President Bush Signs Marine Highway Legislation
On Dec. 19, 2007, President George W. Bush signed into law the Energy Independence and Security Act of 2007, which contains provisions establishing a formal marine highway program within the federal government. Under the new law, marine highway or "short sea" transportation refers to the carriage by vessel of cargo in containers, loaded on the vessel by cranes or by means of wheeled technology.
Specifically, the new law requires the establishment of a program and the designation of transportation projects to mitigate landside congestion. The program will encourage the development and expansion of vessels, shippers, port and landside infrastructure, and marine transportation strategies by state and local governments. Water transportation routes will be designated as extensions of the surface transportation system to focus public and private efforts to use the waterways to relieve landside congestion along coastal corridors. A project may be so designated if it offers a waterborne alternative to available landside transportation services using vessels and provides transportation services for passengers, freight or both.
For designated transportation projects, the federal government will promote the use of waterborne transportation services as well as coordinate the development of landside facilities and infrastructure with ports, state departments of transportation, localities, other public agencies, and the private sector. In addition, the federal government will develop strategies to encourage the use of "short sea" transportation for transportation of passengers and cargo.

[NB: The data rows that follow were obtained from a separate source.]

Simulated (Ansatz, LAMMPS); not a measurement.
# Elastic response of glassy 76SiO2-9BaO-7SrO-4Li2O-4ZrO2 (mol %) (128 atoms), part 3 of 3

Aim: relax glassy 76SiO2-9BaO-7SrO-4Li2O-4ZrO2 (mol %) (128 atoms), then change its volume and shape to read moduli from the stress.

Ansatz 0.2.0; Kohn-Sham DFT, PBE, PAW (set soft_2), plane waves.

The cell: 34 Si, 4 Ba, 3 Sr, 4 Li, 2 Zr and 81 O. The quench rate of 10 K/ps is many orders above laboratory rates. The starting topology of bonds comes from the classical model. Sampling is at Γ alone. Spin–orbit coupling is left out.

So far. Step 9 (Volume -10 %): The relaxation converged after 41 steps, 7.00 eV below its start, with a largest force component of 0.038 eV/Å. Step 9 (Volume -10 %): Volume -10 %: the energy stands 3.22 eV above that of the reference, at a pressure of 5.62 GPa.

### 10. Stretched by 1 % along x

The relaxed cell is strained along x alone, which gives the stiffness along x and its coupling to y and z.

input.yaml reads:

Federal entities are encouraged to transport federally-owned or -generated cargo via waterborne transportation when practical or available. Other shippers and other participants in transportation logistics shall be consulted to develop proposals for short-term incentives to encourage the use of "short sea" transportation.
A federal board will be established to identify and seek solutions to impediments hindering effective use of "short sea" transportation. Members of the board will include representatives from the U.S. Department of Transportation, U.S. Environmental Protection Agency and other federal, state, and local governmental entities as well as private sector entities.
Research on "short sea" transportation will be pursued regarding the environmental and transportation benefits to be derived from "short sea" transportation alternatives for other forms of transportation. Research areas will include technology, vessel design, and other improvements that would reduce emissions, increase fuel economy, and lower costs of "short sea" transportation and increase the efficiency of intermodal transfers; and solutions to impediments to "short sea" transportation projects designated.
Also under the new law, vessels involved in "short sea" shipping will be eligible for capital construction funds under a program already administered by the Maritime Administration.
A report on the "short sea" transportation program must be submitted to Congress within 1 year. It will include a description of the activities conducted under the program, and any recommendations for further legislative or administrative action that are considered appropriate.